Published March 27, 2019
Good generals learn to discipline their imaginations. Armies may be lost if their hopes or fears leap ahead of the facts of battle. That’s true for journalists as well. It’s essential not to become overcommitted to a vivid story line.
Reporters gather facts, then weave them into a story. Every storyteller’s temptation is to embellish—to make the tale more vivid, dramatic, entertaining. Donald and Volodya! Sexual perversion in a Moscow hotel! The epic of Donald Trump and Russian collusion is a cautionary example that will be taught in journalism schools.
Mr. Trump’s peculiarities set the scene—his unusual life story, far from the norms of politics and government; his theatrical personality, disdain for niceties, gift for ridicule, populist instinct, mastery of provocation. His defiant and inventive embrace of his own boorishness. Above all, there was his assault on the mainstream media, or “fake news.” So bafflingly unorthodox and outrageous was Mr. Trump that he coaxed journalists to accept story lines equally unorthodox and outrageous. With such a man anything was possible, so why should he not be a Russian agent? And there was always the reliably Manichaean black-and-white of the narrative: Mr. Trump, in the eyes of his enemies in media and elsewhere, was manifestly all things wicked.
Amid intense criticism of the media, the Washington Post’s Margaret Sullivan fired back: “Serious journalists should be proud of—not bullied over—their Russia reporting.” She added: “Reality-based news outlets have done quite well on this story.” What does “reality-based” mean? If a “reality-based” police department follows an elaborate string of leads and arrests an innocent man—a guy they never liked anyway—it would be impertinent for the detectives afterward to claim, as one newspaper did, that “important digging requires no apologies.”
The New York Times used to be called the “gray lady”—a zone of fastidious dullness, guided by the ethos that the truth is necessarily so complicated that it can rarely be merely entertaining and in any case is not congenial to anything as vulgar as story lines. The Times’s earnest style belonged to the 20th century, or even the 19th. Today, almost all media organizations have reversed priorities and, in their quest for hearts and minds and eyeballs, have committed themselves to the outlandish and vivid, and to every fashionable indignation. The Russian collusion story seemed to have everything—a spectacular story line and a fabulous cast, with the ineffable Donald Trump playing the lead.

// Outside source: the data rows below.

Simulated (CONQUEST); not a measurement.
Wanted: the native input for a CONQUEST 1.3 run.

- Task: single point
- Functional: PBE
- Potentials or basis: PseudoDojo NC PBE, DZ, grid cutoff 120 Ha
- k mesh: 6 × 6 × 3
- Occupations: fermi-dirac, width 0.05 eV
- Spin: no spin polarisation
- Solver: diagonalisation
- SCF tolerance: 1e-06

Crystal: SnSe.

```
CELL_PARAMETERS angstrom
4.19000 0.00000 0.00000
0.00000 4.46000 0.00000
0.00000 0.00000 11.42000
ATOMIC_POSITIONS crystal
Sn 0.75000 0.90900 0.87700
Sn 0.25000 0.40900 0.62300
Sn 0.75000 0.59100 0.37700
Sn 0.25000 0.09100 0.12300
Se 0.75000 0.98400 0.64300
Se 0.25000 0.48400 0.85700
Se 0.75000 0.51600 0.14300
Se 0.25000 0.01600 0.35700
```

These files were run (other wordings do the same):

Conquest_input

The Mueller report may not settle anything. The campaign for president will still be a civil war of mutually incompatible story lines. America’s turmoil is part of nothing less than the continuing creation and re-creation of the country, whose secret has always been to reconstitute itself, peacefully if possible.
Witness is a term that is both religious and legal. The proper role of the journalist is that of witness—in both senses of the word—to the country’s re-creation. Honest witness requires humility, a virtue all but extinct in 21st-century media. This may be a moment for those who do the work to draw back a little from the partisan drama and to think about their task in the largest terms.
Mr. Morrow is a senior fellow at the Ethics and Public Policy Center.